Smallest java structure with relatively decent contains() solution

Question

Alright, here's the lowdown: I'm writing a class in Java that finds the Nth Hardy's Taxi number (a number that can be summed up by two different sets of two cubed numbers). I have the discovery itself down, but I am in desperate need of some space saving. To that end, I need the smallest possible data structure where I can relatively easily use or create a method like contains(). I'm not particularly worried about speed, as my current solution can certainly get it to compute well within the time restrictions.

In short, the data structure needs:

• To be able to relatively simply implement a contains() method
• To use a low amount of memory
• To be able to store very large number of entries
• To be easily usable with the primitive long type

Any ideas? I started with a hash map (because I needed to test the values the led to the sum to ensure accuracy), then moved to hash set once I guaranteed reliable answers.

Any other general ideas on how to save some space would be greatly appreciated!

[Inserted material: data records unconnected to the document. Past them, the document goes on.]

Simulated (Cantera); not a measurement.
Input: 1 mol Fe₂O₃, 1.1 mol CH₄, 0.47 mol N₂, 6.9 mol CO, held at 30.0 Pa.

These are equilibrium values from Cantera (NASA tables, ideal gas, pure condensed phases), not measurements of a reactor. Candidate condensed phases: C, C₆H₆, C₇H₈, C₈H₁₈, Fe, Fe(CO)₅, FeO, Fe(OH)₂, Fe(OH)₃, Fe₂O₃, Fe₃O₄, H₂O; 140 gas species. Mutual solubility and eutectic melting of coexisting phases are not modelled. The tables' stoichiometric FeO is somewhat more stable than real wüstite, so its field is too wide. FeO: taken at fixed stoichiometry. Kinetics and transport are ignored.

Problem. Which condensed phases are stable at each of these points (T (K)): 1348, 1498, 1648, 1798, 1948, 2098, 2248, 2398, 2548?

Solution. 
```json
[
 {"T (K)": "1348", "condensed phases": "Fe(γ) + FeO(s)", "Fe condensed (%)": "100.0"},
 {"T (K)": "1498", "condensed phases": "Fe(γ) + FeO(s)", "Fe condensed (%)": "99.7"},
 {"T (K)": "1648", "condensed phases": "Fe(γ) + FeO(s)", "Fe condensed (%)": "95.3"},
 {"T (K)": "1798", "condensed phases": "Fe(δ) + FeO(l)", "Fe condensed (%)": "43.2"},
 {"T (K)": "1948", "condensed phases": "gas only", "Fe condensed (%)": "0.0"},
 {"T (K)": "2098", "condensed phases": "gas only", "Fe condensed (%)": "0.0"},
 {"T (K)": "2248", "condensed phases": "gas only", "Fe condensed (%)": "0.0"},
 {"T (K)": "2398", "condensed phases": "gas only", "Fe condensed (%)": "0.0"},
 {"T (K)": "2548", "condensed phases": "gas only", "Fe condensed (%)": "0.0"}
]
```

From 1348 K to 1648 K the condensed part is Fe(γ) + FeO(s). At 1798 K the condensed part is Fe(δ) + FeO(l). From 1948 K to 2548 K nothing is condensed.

I don't think you'd need the code to answer the question, but here it is in case you're curious:

public class Hardy {
//  private static HashMap<Long, Long> hm;


/**
 * Find the nth Hardy number (start counting with 1, not 0) and the numbers
 *      whose cubes demonstrate that it is a Hardy number.
 * @param n
 * @return the nth Hardy number
 */
public static long nthHardyNumber(int n) {
//      long i, j, oldValue;
    int i, j;
    int counter = 0;
    long xyLimit = 2147483647; // xyLimit is the max value of a 32bit signed number
    long sum;
//      hm = new HashMap<Long, Long>();
    int hardyCalculations = (int) (n * 1.1);
    HashSet<Long> hs = new HashSet<Long>(hardyCalculations * hardyCalculations, (float) 0.95);
    long[] sums = new long[hardyCalculations];

//      long binaryStorage, mask = 0x00000000FFFFFFFF;

        for (i = 1; i < xyLimit; i++){
            for (j = 1; j <= i; j++){
//                  binaryStorage = ((i << 32) + j);
//                  long y = ((binaryStorage << 32) >> 32) & mask;
//                  long x = (binaryStorage >> 32) & mask;

                sum = cube(i) + cube(j);
                if (hs.contains(sum) && !arrayContains(sums, sum)){
//                      oldValue = hm.get(sum);
//                      long oldY = ((oldValue << 32) >> 32) & mask;
//                      long oldX = (oldValue >> 32) & mask;
//                      if (oldX != x && oldX != y){
                    sums[counter] = sum;
                    counter++;
                    if (counter == hardyCalculations){
//                          Arrays.sort(sums);
                        bubbleSort(sums);
                        return sums[n - 1];
                    }
                } else {
                    hs.add(sum);
                }
            }
        }
        return 0;
}

private static void bubbleSort(long[] array){
    long current, next;
    int i;
    boolean ordered = false;

    while (!ordered) {
        ordered = true;
        for (i = 0; i < array.length - 1; i++){
            current = array[i];
            next = array[i + 1];
            if (current > next) {
                ordered = false;
                array[i] = next;
                array[i+1] = current;
            }
        }
    }
}

private static boolean arrayContains(long[] array, long n){
    for (long l : array){
        if (l == n){
            return true;
        }
    }
    return false;
}

private static long cube(long n){
    return n*n*n;
}
}

Answer 1

this is core function to find if a given number is HR-number: it's in C but one should get the idea:

bool is_sum_of_cubes(int value)
    {
    int m = pow(value, 1.0/3);
    int i = m;
    int j = 1;

    while(j < m && i >= 0)
        {
        int element = i*i*i + j*j*j;
        if( value == element )
            {
            return true;
            }
        if(element < value)
            {
            ++j;
            }
        else
            {
            --i;
            }
        }

    return false;
    }

Answer 2

If you have an extremely large number of elements, and you effectively want an index to allow fast tests for containment in the underlying dataset, then take a look at Bloom Filters. These are space-efficient indexes whose sole purpose is to enable fast tests for containment in a dataset.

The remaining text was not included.